# Breeders help - Do you large litters mean small puppies?



## KinsleyBlue (Aug 5, 2016)

We are working with a breeder who has a large litter. We have met the sire and some of the litter. They are small. 6 lbs at 6 weeks. The dam is 75 lbs and sire is 90. They appear to be good height. Breeder stated that the pups are small because of the litter size (12 pups). We have read that litter size does not even initially impact pup size. 

Is this true? Will the pups likely be smaller adults?

Just wondering, since my husband wants a GSD within breed standards, should we pass on this litter if breeder is a reputable breeder?


----------



## voodoolamb (Jun 21, 2015)

Not a breeder, but I did purchase a small pup - and yes he was from a large litter for what that's worth.

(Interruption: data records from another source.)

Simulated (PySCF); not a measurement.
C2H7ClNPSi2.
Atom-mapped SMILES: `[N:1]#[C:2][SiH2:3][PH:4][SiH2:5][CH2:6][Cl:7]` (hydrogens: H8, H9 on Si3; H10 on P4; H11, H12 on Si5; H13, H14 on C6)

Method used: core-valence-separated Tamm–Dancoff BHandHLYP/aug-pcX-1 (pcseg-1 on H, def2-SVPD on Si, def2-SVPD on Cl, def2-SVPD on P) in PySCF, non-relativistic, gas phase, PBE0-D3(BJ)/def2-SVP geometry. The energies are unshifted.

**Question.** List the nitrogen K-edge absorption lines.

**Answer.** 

He was 5.2lbs at 8 weeks and he has matured to be within breed standards. 24 1/2 inches -so smack dab in the middle of the SV standard for males. He is currently around 68lbs. He is 16 months and will still fill out over the next year or so. He could easily put on another 5 - 10lbs so he will be in the mid range for weight too once he is all done.

IMHO if the breeder were reputable, the pairing is giving the background wanted behind the pup, they were otherwise healthy, and there was a pup in the litter that had the appropriate temperament and drive to fit my lifestyle - then I would take a small pup again in a heart beat. 

But, it wouldn't bother me if he ended up under standard size. 

If size matters THAT much to your husband.then you shouldn't be getting a puppy at all. You'd be better off getting an older pup or adult where size is more apparent. Puppies are crap shots. Even "normal" sized pups out of standard sized parents can still mature to be under breed standard size.


----------



## Dainerra (Nov 14, 2003)

litter size itself doesn't have much of an impact. breeder may have to supplement but at 6 weeks old they aren't likely nursing anyway.

more likely that yes, a large litter can mean that the pups were born a bit smaller - just that it's not a size that is out of the ordinary for the breed. It's more likely that the pups are simply smaller at that age. All individuals will grow at their own pace. Some lines are known for dogs that are big as pups, some smaller. Some tend to get the majority of their height younger, some have a later growth spurt. You get the idea.

There is really no way to look at an individual puppy and know how big they will be when full grown. All you can do is examine the pedigree and look for one likely to produce pups the size you are looking for. That stacks the odds in your favor but still isn't a guarantee.


----------



## lhczth (Apr 5, 2000)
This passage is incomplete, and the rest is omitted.